Men In Black: International
Don't worry about the neuralisers, folks. You'll forget about this one all on your own.
No need for the neuralisers, folks. This is one you'll forget about all on your own. In what's proving a particularly rough patch for blockbuster franchises (thanks chiefly to the hugely disappointing Godzilla II and X-Men: Dark Phoenix), Men In Black: International represents the latest casualty, offering a dull, generic and largely pointless extension of the popular sci-fi series.
With the departure of original stars Tommy Lee Jones and Will Smith, it falls to franchise newcomers Chris Hemsworth and Tessa Thompson to keep the ball rolling. Sadly, whatever chemistry they had in Thor: Ragnarok is noticeably absent. The dialogue is stilted and the tension forced, while the acerbic sparring that defined the Jones/Smith relationship plays here like a clumsy copy-and-paste job.
Hemsworth's comedic touch is well established, but it's best served in small doses, either via bit-parts as per Ghostbusters, or as flourishes in otherwise serious roles, as seen in all but the last Avengers. When comedy becomes his character's main task, the result is less satisfying. His portly, traumatised Thor in Avengers: Endgame robbed both him and audiences of everything that made his character so appealing, and here again in Men in Black the role plays to few of his strengths. Hemsworth constantly flicks back and forth between hammy clowning on the one hand, and pouting like he's in a Hugo Boss commercial on the other. Only the latter works for him.
Thompson fares a little better. Her character's motivation is neatly established via a cute intro sequence that defines her as a driven, intelligent and highly capable individual. In a refreshing twist, she essentially recruits herself into MiB, having pursued the mysterious agency ever since a chance encounter with its agents and a furry little alien back when she was just a child. Once inside the agency, though, her reactions feel far too indifferent for someone only hours into life behind the proverbial curtain. Just because you believe in aliens doesn't mean you wouldn't balk, stop and stare at each and every new encounter of the weird and wonderful, but Thompson's Agent M takes it all in her stride. It's as if she's sharing in the audience's experience of yeah yeah yeah, we've seen all this before.
Where Men In Black: International works best is in its secondary characters. The villains this time round are a pair of intergalactic assassins played by French brothers Laurent and Larry Nicolas Bourgeois, otherwise known as Les Twins. The shape-shifting, time-jumping killers are delightfully menacing and beautifully imagined on the special effects front. Reminscent of the Twins from the second Matrix movie, this duo pulls focus in every scene, especially when they're dancing so extraordinarily you're convinced it has to be computer-generated (it's not).

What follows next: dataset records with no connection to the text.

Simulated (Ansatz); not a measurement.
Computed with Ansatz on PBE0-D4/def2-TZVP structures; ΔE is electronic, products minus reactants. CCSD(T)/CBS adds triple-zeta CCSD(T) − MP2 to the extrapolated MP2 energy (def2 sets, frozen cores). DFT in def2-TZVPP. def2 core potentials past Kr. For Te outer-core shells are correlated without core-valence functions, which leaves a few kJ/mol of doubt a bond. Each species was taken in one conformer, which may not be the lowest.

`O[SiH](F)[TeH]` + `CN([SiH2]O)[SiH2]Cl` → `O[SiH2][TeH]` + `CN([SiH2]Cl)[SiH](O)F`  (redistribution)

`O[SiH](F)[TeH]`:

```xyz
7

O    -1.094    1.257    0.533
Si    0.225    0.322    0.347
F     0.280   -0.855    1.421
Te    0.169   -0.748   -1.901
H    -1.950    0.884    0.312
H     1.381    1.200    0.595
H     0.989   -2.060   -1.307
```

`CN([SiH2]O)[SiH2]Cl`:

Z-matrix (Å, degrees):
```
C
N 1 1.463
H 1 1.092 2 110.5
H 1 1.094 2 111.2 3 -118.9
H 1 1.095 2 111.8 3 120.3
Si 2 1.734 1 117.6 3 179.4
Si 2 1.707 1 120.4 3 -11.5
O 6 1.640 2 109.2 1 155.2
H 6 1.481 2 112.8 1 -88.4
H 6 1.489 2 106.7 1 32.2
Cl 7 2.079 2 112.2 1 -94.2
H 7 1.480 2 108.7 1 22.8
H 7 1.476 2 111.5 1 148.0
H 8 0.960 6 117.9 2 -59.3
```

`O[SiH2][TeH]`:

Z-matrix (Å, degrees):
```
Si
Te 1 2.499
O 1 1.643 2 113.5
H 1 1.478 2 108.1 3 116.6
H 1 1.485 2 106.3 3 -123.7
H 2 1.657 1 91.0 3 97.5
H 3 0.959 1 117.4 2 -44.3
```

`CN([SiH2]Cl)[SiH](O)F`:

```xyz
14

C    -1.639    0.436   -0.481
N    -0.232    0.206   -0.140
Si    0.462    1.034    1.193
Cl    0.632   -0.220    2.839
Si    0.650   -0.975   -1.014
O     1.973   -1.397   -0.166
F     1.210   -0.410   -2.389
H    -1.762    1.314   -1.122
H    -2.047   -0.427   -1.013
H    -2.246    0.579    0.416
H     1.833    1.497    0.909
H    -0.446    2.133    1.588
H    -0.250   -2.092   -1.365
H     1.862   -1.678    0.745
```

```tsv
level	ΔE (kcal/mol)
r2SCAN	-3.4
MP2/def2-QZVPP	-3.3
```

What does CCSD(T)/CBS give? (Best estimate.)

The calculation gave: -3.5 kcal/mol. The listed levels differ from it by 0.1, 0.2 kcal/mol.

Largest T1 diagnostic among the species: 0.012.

Equally appealing is the arms dealer Riza, played by Rebecca Ferguson. Ferguson's recent turns in the last two Mission: Impossible films were amongst their best features, and here again she delivers a sumptuous blend of sensual and sinister. Then there's comedian Kumail Nanjiani, whose tiny chessboard alien Pawny serves up almost every good laugh in the film. If the producers are scratching their heads as to what to do with this franchise in the wake of such a poor initial reception, they could do worse than giving Pawny his own spin-off.
If nothing else, at least Men In Black: International has a fitting title. It's a film that feels purposefully generic and inoffensive so as to appeal to the broadest possible market. As a result, it ends up being nothing much to anyone.